Since then, Mr. Gingrich has been on damage control. He has called Mr. Ryan to apologize and assured interviewers that he would have voted for the plan.

Mr. Ryan, a Wisconsin Republican, summed up the situation in a radio interview by saying, “With allies like that, who needs the left?”

Similar foot-in-mouth story lines have dogged other top candidates.

Polls suggest that Mr. Romney’s shortcoming is a well-documented tendency, seen in his unsuccessful 2008 run, to change his rhetoric over time on core social issues such as homosexuality, abortion and guns. His Mormonism raises questions among the party’s evangelical base, and he is still dogged by the decision to distance himself from President Reagan in his 1994 U.S. Senate campaign in Massachusetts, saying in a debate, “I was an independent during the time of Reagan-Bush. I’m not trying to return to Reagan-Bush.”
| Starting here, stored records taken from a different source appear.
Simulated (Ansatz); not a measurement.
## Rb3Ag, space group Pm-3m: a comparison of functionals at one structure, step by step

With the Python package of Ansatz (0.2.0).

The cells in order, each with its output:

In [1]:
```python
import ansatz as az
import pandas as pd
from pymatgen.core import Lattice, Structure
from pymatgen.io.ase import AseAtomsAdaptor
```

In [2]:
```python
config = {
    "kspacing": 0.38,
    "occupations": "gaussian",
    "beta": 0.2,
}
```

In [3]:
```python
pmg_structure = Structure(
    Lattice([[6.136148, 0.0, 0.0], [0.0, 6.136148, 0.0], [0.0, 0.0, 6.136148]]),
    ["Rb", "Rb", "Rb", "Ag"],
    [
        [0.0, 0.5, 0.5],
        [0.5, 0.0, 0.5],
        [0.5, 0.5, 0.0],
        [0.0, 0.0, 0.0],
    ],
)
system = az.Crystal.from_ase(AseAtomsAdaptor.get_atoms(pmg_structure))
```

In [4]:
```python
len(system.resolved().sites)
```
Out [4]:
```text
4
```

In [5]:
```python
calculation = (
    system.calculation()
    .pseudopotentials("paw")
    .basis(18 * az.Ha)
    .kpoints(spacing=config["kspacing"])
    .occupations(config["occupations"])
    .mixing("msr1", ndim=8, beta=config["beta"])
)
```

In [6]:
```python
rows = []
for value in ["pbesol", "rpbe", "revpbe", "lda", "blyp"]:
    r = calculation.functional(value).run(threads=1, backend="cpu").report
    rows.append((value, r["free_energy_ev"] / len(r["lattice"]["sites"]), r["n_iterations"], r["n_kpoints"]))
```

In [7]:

But the biggest thorn in the side of his campaign likely will be his biggest legislative achievement: the universal health care legislation he signed as governor of Massachusetts, which many conservatives view as the prelude to the national health care overhaul that President Obama signed into law last year.

Mr. Romney has refused to denounce Massachusetts’ plan. He argues that it is a constitutionally sound experiment by a state, while Mr. Obama’s law represents an unconstitutional power grab by the federal government.

Despite the political baggage, polls show Mr. Romney atop the Republican field. His advantages include his personal wealth, the fact that he has kept his political organization intact and the strong name recognition he built in 2008.

He also has demonstrated an ability to raise money, having collected pledges of $10 million in one day at his fundraising kickoff.

Many predict he also likely learned from his missteps in the 2008 campaign, where he tried to woo conservative voters in Iowa by pivoting to the right on social issues. This time, pundits predict he’ll play up his business and managerial record — he was a successful businessman and is credited by many with “saving” the troubled 2002 Salt Lake City Winter Olympics.

Mr. Romney’s path to victory was easier after Indiana Gov. Mitch Daniels decided to forgo a bid, following in the footsteps of Mississippi Gov. Haley Barbour, former Arkansas Gov. Mike Huckabee and billionaire Donald Trump.

An opening for others

But those decisions also opened the door for other former governors, Mr. Pawlenty and Mr. Huntsman, to emerge as alternatives to Mr. Romney.

Unlike Mr. Romney, the two newcomers to national politics have tried to come clean about some of the biggest blemishes on their records, walking away from their support of regional “cap-and-trade” energy programs that are nearly identical to the federal bill Mr. Obama tried to push through Congress in 2009.

The cap-and-trade idea is anathema to many tea partyers and fiscal conservatives.

Mr. Pawlenty has called cap-and-trade “stupid” and “ham-fisted,” while playing up his accomplishments as a two-term governor in what once was one of the nation’s most liberal states. He paints himself as a fiscal warrior, having balanced state budgets, at least on paper, and vetoed tax hikes. He also boasts about knocking heads with the Democrat-controlled Legislature, enduring a partial government shutdown and a labor strike.

Observers say he can appear to be bland and isn’t as well-known as Mr. Romney, Mr. Gingrich or Mr. Paul, a hero to the libertarian wing of the GOP.

“Pawlenty has an opening to become the widely acceptable alternative to Romney, but the ‘charisma challenge’ can be a stiff one in presidential politics,” said Isaac Wood, of the University of Virginia’s Center for Politics.

That lack of presence on the stump, coupled with the possible candidacies of other established Republicans, such as Mrs. Palin, Mr. Perry and Mrs. Bachmann, threatens to siphon support away from Mr. Pawlenty and other newcomers to the national stage, including Mr. Huntsman.

Like Mr. Pawlenty, Mr. Huntsman has tried to blunt criticism of his past support of cap-and-trade programs by pointing to his successes as governor, when he pushed through changes in Utah’s liquor laws by making it easier to buy liquor by the drink, saying the laws were hurting business and tourism in the state. He has won kudos for instituting a flat tax and backing a school voucher program, which was later voted down in a state referendum.

He also has faced questions about his Mormon faith, his support of civil unions for homosexual couples and state aid benefits to children of illegal immigrants, and his two-year stint representing the Obama administration as ambassador to China.

“I consider him a moderate Republican,” said Utah Senate President Michael G. Waddoups, a Republican. “The issues he espoused and championed were accepted across the spectrum better than most of the conservative issues that Utah tends to embrace.”